The Brutus that was the Temasek Review

Owen Tan

Temasek Review's readership has exploded ahead of General Election.

Temasek Review's readership has exploded ahead of General Election.

Pictures of one of the latest and most infamous candidates announced by the People’s Action Party (PAP), Tin Pei Ling, are the first thing I recall when news broke out of the impending closure of Temasek Review (TR). In all her photos, save for the one in her “white-in-white” PAP uniform, she is smiling. In the first few she has her arm around the shoulder of a slightly overbuilt individual. Then, in subsequent ones, she is smiling, but this time with her husband, apparently on her honeymoon.

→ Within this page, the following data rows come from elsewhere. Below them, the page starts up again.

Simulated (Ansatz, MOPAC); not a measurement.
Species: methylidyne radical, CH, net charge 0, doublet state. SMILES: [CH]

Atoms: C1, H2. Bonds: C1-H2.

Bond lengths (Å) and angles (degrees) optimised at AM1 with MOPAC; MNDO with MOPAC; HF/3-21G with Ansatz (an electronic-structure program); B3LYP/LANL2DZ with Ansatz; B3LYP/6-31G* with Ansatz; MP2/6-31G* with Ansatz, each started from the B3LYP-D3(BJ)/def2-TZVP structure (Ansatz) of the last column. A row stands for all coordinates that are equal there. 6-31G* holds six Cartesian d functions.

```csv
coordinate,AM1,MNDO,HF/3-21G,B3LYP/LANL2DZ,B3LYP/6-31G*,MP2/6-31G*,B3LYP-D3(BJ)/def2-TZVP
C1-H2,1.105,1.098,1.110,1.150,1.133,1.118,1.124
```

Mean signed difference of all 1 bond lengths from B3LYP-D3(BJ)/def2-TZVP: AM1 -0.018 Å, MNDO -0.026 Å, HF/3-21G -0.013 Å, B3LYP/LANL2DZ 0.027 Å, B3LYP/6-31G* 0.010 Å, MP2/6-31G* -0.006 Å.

These photographs have absolutely nothing to do with her career, and seem unlikely to have been released to the public by Ms Tin’s consent. And in the accompanying article where the photos were taken, an incredible insinuation that the overbuilt man was her former partner was dumped by Ms Tin for a man who brought her closer to her power-hungry ambitions. These accusations – surely a monstrous exaggeration, if not as far from the truth as you can possibly get – seem only possible to have been conjured up by an irresponsible, and immoral tabloid writer, if we include the fact that the photographs were almost surely illegally retrieved.

This article perhaps epitomises the state of TR at the time of its announcement that it was to close, due to a lack of funding and a lack of vision about its future. Amanda Tan, part of the editorial team for TR, stated in an interview with Yahoo! that the goal of TR was to “help cultivate political awareness among fellow Singaporeans”.

TR was not built as a news site, unlike The Online Citizen, a rival website that arguably produces more eloquent and balanced pieces. The site never promised concrete truth to its readers. While political awareness was certainly on the agenda, the site spiralled from its original mission into a quagmire of confused, angry, and poorly written pieces that made the site more of a paradise for complainers.

Just reading some older pieces will prove my point: A newly-minted Singapore citizen from China goes to the National Day Parade and is unhappy about his being made to sing the National Anthem; comments about the personal lives of politicians; and vitriolic comments about the profligacy of the PAP, mostly in acronyms and broken English, constitute TR.

TR reminds me a little of Brutus in Shakespeare’s Julius Caesar, a man who had noble ambitions at the beginning but ultimately got much more on his plate than he asked for. The community of awareness that TR hoped to become eventually took on a life of its own, complete with dissidence and gossip that were virtually unregulated. (Coincidentally, Brutus also reached his demise in somewhat similar circumstances – dying by his own sword.)

Is Brutus really dead?

Would Brutus, however, fake his own death? The announcement made to Yahoo! certainly appears to legitimise the fact that TR is truly closing down, though some NAR readers wonder if it is yet another “infamous attention-grabbing stunt”, especially in view of the upcoming elections.

“There might be more forces to [the closure] than meets the eye,” said one reader on NAR’s Facebook wall.

What TR means to the community

But whether there is a conspiracy or not, and despite my reservations about TR, their closure is a pity and will be a major loss to the online Singaporean community. It is a website much maligned because its strength – acting like a real Speakers’ Corner, for all Singaporeans – is often ignored for its weakness: the tendency to attract noise from empty vessels. The openness of TR makes it easy for people who do not actually have a good opinion (or are unable to articulate it) to publish themselves, as it does for people who do.

More importantly, TR and the local, official news media stand at two ends of the press freedom continuum: the latter is expected, under the majority shareholding by government, to provide incumbent-friendly information to its citizens. The former, meanwhile, makes the most of the unregulated nature of the Internet to give us an inkling of this concept called freedom of information.

The demise of TR will mean that the online community will once again have to find another definition of what liberal public discourse is. TR is a symbol on its own, almost like a synonym for liberal, democratic exchange of words. TR will be missed, because thus far, despite the birth of several new online news sites including this one, none of them have gone – or intend to go – quite as far as TR in its approach to its anarchist openness.